Clumsy

I have this problem where I’m often not very careful with my body and I hurt myself daily. I walk into things and I trip over and I bash myself more frequently than most people, I think. I get silly bruises on my hands and arms and shins because I bumble about, not keeping track of the whereabouts of my extremities, and end up saying ‘ouch’ more times a day than I say ‘hello’.

Anyway, the latest incident involved me walking very carefully in the dark on cobbles so as not to twist my ankle, because I knew that was something that was very likely to happen to me because, well, you know what I’m like. And then at the end of the path there was a little step. Now either I didn’t see it, or I misjudged its height…I don’t know. But my ankle (which is weak anyway because it has been broken, sprained and twisted many times before) gave way underneath me and that was the end of my night. I was visiting a friend, and had been looking forward to that weekend for a long time. And it was nice to be away from home again, and to be having fun with some lovely people. But the way my ankle felt, I knew I wasn’t going to have anymore fun.  So I let my friends carry on enjoying their night while I got a taxi and went back to my friend’s flat, and proceeded to cry for a good hour afterwards.

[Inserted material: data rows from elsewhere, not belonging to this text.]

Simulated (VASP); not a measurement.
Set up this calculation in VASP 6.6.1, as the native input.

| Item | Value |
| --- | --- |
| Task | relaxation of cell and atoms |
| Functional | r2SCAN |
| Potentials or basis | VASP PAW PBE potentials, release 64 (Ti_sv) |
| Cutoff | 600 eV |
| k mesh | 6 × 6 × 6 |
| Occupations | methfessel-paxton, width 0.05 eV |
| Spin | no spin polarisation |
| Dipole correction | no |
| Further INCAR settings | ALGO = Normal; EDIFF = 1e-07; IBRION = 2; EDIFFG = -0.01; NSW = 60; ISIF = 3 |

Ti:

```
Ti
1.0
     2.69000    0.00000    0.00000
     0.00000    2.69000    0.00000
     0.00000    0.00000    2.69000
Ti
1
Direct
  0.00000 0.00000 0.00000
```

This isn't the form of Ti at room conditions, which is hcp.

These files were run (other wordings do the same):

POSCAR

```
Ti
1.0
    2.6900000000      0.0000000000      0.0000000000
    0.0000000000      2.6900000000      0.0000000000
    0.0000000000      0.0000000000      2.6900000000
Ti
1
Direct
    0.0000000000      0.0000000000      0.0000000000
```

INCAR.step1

That was Saturday night. It’s now Tuesday night and while it’s still very tender and hurts when I wiggle it in certain positions, I can walk fine and will be back to work tomorrow. It wasn’t the pain that really got me down, it was the frustration, and annoyance at myself. That split second moment between having a good time and having a horrible time. If I had just kept my wits about me for one more second. But maybe I don’t want to spend all my time looking at my feet. Maybe I want to wander about the place and look where I’m going and smile at people rather than having to keep an eye on my feet all the time so they don’t decide to collapse beneath me.

Anyway, next stop: physiotherapy. And a bodysuit made of bubblewrap.